Tape-based backups are not a solution to this problem. Although they make it possible to revert to the state of the data at the time of the last backup job, that moment might be well before the desired recovery point. The database’s journaling feature might allow a rolling forward to a point immediately before the data was corrupted, but that is typically a time-consuming, labor-intensive and error-prone process.
Continuous data protection offers another option
The solution is Continuous Data Protection (CDP), which is available in both standalone products and as a feature in some HA products. While various CDP technologies differ in their specific features and options, viewed from a high level, CDP comes in two flavors: True CDP and Near CDP. True CDP captures all data writes, transfers them to a secondary disk and stores each update independently. Using True CDP, one can “undo” data updates and additions by recovering the data to any point in time.

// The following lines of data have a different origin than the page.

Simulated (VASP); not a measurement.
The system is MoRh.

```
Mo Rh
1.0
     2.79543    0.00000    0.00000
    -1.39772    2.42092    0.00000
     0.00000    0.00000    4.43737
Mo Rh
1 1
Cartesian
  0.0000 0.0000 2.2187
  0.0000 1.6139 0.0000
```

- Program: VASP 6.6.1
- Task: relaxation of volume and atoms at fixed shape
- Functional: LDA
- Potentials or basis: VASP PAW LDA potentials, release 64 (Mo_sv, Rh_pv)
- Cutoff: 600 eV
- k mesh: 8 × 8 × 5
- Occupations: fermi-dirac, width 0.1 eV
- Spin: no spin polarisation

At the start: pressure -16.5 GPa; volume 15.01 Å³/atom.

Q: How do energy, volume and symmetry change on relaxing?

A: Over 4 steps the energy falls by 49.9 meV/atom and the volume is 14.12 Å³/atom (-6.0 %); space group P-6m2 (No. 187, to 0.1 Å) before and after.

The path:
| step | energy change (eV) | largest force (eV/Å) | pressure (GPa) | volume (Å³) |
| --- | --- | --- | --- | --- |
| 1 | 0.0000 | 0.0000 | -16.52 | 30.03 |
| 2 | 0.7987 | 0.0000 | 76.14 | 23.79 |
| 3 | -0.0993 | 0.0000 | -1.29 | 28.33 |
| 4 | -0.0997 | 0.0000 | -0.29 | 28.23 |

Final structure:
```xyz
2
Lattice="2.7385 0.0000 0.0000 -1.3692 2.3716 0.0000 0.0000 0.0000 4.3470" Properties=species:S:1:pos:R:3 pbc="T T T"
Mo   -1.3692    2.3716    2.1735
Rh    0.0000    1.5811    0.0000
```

Near CDP differs from True CDP in that one can recover only to specific points in time. For example, Near CDP may copy data to the secondary disk only when a file is saved or closed. Two benefits of this approach are that it reduces the amount of data transmitted and every available recovery point is “clean” (that is, no transactions will be caught in mid-flight). The drawback is that, in some cases, this can result in recovery points being spaced at intervals of several hours or more. This may not be adequate in many environments.
It’s best to work together
The optimum choice of tape backup, HA or CDP options is often “all of the above.” Tape provides a reliable off-site backup should all else fail. Combining tape with HA and CDP goes further and addresses all data corruption and availability issues. HA ensures that operations will not be interrupted by disasters or maintenance activities, without the need to perform cumbersome, time-consuming recovery operations after a disaster. Finally, CDP enables the quick restoration of data to a point in time prior to its corruption. Thus, the combination of tape-based backups, HA and CDP is the best way to provide seamless protection against data loss, data corruption and system downtime.